Building a Real-Time GitHub PR Monitor (That Actually Works)
I spent 2 months building a PR monitoring system. Here's what I learned about tracking 200+ pull requests across 25 repositories.
The Problem
I contribute to open source. A lot. At one point I had 30+ open PRs across different repos — Node.js, Python, Pillow, asyncapi, you name it.
The problem? I had no idea what was happening with them.
- Did a maintainer leave a review comment?
- Did CI fail on a rebased branch?
- Was my PR superseded by someone else's?
- Did it get merged while I wasn't looking?
GitHub sends email notifications, but they're noisy, delayed, and easy to miss in an inbox full of other stuff.
I needed something better.
What I Tried (And Why It Failed)
Attempt 1: GitHub Webhooks
Set up a webhook receiver that listens for pull_request events.
Problem: You need to register webhooks per-repo. I don't have write access to most repos I contribute to. And maintaining a public webhook endpoint that handles auth correctly is annoying.
Verdict: Only works for your own repos.
Attempt 2: GitHub Actions + Slack
A scheduled workflow that checks PR status and posts to Slack.
Problem: Rate limits (5000/hour sounds like a lot until you're polling 200 PRs every 5 minutes). Also, Actions has a cold start delay of 1-5 minutes, which defeats the purpose of "real-time."
Verdict: Works but slow and eats into rate limits.
Attempt 3: Polling the GraphQL API
The GitHub GraphQL API lets you query multiple PRs in a single request. Much more efficient than REST.

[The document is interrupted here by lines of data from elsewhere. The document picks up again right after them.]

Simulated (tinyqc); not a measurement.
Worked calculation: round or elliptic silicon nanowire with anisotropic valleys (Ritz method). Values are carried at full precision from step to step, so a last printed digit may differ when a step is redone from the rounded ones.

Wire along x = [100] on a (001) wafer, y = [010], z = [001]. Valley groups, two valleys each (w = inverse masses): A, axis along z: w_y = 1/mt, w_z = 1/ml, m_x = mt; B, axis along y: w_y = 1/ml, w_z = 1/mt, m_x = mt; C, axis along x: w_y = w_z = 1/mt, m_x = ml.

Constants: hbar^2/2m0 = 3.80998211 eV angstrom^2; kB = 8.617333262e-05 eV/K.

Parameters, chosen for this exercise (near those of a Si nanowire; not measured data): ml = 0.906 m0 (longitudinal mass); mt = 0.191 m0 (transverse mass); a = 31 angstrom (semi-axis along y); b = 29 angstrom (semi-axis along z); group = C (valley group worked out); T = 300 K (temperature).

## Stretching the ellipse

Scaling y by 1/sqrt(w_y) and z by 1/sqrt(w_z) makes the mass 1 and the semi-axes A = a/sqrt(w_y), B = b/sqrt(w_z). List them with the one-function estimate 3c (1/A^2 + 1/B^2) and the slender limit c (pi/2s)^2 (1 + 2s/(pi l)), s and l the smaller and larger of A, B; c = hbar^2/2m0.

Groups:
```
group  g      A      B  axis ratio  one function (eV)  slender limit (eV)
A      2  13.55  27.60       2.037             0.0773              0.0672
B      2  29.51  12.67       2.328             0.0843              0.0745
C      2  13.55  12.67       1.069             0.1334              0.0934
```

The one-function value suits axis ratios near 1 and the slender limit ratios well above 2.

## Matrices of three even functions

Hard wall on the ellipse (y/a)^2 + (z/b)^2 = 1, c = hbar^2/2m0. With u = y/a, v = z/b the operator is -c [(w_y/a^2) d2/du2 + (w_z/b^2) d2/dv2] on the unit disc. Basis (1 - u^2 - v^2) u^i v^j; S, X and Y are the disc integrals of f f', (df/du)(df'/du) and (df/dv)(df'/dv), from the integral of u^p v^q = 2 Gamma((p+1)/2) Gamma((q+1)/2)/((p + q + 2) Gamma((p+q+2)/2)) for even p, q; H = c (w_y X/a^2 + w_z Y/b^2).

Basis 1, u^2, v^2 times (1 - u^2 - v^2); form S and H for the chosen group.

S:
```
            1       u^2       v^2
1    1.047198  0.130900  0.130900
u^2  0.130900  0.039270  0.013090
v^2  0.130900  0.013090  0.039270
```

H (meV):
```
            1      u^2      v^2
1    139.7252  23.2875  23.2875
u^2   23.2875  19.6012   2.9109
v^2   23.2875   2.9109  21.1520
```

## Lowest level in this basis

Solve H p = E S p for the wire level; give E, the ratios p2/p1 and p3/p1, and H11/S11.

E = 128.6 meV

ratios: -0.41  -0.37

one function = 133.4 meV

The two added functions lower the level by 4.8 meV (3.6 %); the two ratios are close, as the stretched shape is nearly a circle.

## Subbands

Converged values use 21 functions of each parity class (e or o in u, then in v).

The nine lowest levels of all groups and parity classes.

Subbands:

query ($owner: String!, $name: String!) {
repository(owner: $owner, name: $name) {
pullRequests(states: OPEN, first: 20, orderBy: {field: UPDATED_AT, direction: DESC}) {
nodes {
number
title
state
createdAt
updatedAt
reviews(last: 5) { nodes { author { login }, state, body } }
comments(last: 3) { nodes { author { login }, body, createdAt } }
statusCheckRollup { state }
mergeable
labels { nodes { name } }
}
}
}
}
This was the winner.
The Final Architecture
┌─────────────────────────────────────────────┐
│ Monitoring Server │
│ │
│ ┌──────────┐ ┌───────────┐ ┌────────┐ │
│ │ Scheduler │──▶│ GraphQL │──▶│ Parser │ │
│ │ (cron) │ │ Fetcher │ │ │ │
│ └──────────┘ └───────────┘ └───┬────┘ │
│ │ │
│ ┌───────▼──────┐│
│ │ State Compare ││
│ │ (diff vs last)││
│ └───────┬──────┘│
│ │ │
│ ┌─────────────────┼───────┤│
│ ▼ ▼ ▼│
│ ┌──────────┐ ┌──────────┐ ┌──┴──┐│
│ │ Log File │ │ Alert │ │State ││
│ │ (JSONL) │ │ Trigger │ │File ││
│ └──────────┘ └──────────┘ └─────┘│
└─────────────────────────────────────────────┘
Key Design Decisions
1. JSONL Log Format
Every poll cycle appends one line to a log file:
{"ts":1715847200,"repo":"nodejs/node","pr":63040,"state":"OPEN","reviews":1,"ci":"SUCCESS","mergeable":true,"last_event":"review"}
{"ts":1715847100,"repo":"python-pillow/Pillow","pr":9581,"state":"OPEN","reviews":0,"ci":"SUCCESS","mergeable":true,"last_event":null}
Why JSONL? Append-only (no file locking issues), grep-friendly, easy to parse.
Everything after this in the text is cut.